During a meeting of the Senate Armed Services Subcommittee on Personnel, Sen. Elizabeth Warren (D-MA) surprisingly advocated for less government interference, and on behalf of our military veterans no less.

The conversation started when Warren asked Sgt. Major of the Army Daniel Dailey about veterans who learn to drive trucks in the most hazardous of environments.

“The Army trains thousands of soldiers every year to drive trucks in the most difficult conditions: In combat. With hazardous cargo. At night. In sandstorms. You name it. If it’s tough, you train people to do it," began Warren. "So you would say those folks are pretty good truck drivers?"

“I would say in my opinion they’re the best in the world, ma'am," replied Dailey.

“Best truck drivers in the world. That sounds like an expert opinion on that," continued Warren. "So with those kinds of skills, when they transition from the Army, it is reasonable to assume they could sign on with any long-haul trucking company and hit the interstate the next day, right?”

Dailey responded that while they are more than qualified in terms of skills, veterans typically are not immediately qualified for civilian positions they would excel at due to governmental red tape.

“It’s a complicated matter," answered Dailey. "First and foremost, one, we have to credential them, those young men and women. Two, we have to work the requirements of each and every one of the 54 states and territories that license those trucks.”

“So we have a state and national licensing problem here, and we can’t take the world’s best truck drivers and just automatically move them into civilian truck driving jobs," said Warren.

Warren also questioned Master Chief Petty Officer Steven S. Giordano of the Navy, and Chief Master Sgt. of the Air Force James A. Cody along a similar vein, wondering if the same could said for those veterans who are highly trained air traffic controllers. Troops that direct aircraft worth millions of dollars, filled with military men and women in sometimes hazardous conditions. The same in the Navy, where soldiers are taught how to use high tech equipment in high stress positions. However, many still run into licensing problems.

This is a problem that Warren wants to fix, and she sums it up on her public Facebook page nicely.

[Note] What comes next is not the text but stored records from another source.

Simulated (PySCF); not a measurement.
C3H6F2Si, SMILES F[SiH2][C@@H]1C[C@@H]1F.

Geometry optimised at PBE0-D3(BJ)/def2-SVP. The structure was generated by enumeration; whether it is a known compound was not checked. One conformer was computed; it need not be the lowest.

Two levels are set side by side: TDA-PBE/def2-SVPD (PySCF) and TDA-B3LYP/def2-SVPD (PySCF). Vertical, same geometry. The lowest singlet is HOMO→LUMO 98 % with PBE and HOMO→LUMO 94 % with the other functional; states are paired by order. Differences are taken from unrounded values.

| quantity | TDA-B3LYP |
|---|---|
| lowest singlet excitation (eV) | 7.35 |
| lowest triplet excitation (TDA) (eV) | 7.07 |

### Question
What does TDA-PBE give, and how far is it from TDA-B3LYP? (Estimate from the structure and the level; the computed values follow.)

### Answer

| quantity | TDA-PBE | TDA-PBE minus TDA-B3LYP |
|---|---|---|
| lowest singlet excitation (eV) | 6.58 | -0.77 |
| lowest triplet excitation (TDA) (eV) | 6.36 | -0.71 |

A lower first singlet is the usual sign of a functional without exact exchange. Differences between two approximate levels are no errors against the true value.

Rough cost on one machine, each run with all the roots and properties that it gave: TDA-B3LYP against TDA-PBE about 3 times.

If you can drive a military truck in combat, with hazardous cargo, at night, through a sandstorm, then you can drive a commercial truck on an interstate. If you can dock or anchor a 10,000 ton warship under extreme stress, you can do the same thing for a small commercial ship. We spend hundreds of millions to train our service members to do highly skilled jobs, and they are the best at what they do. But too many still struggle to transition into civilian jobs because they don't have the right certifications and licenses – even when they’re being hired to do the exact same thing under much less taxing conditions.

We've made progress on this issue over the last few years, and I don’t want to lower civilian standards – but I don’t believe for one second that these individuals aren’t ready to do the equivalent civilian jobs the day they leave the military. They shouldn’t end up buried in paperwork or dump their money into a shady for-profit college to do it. Let’s fix this problem.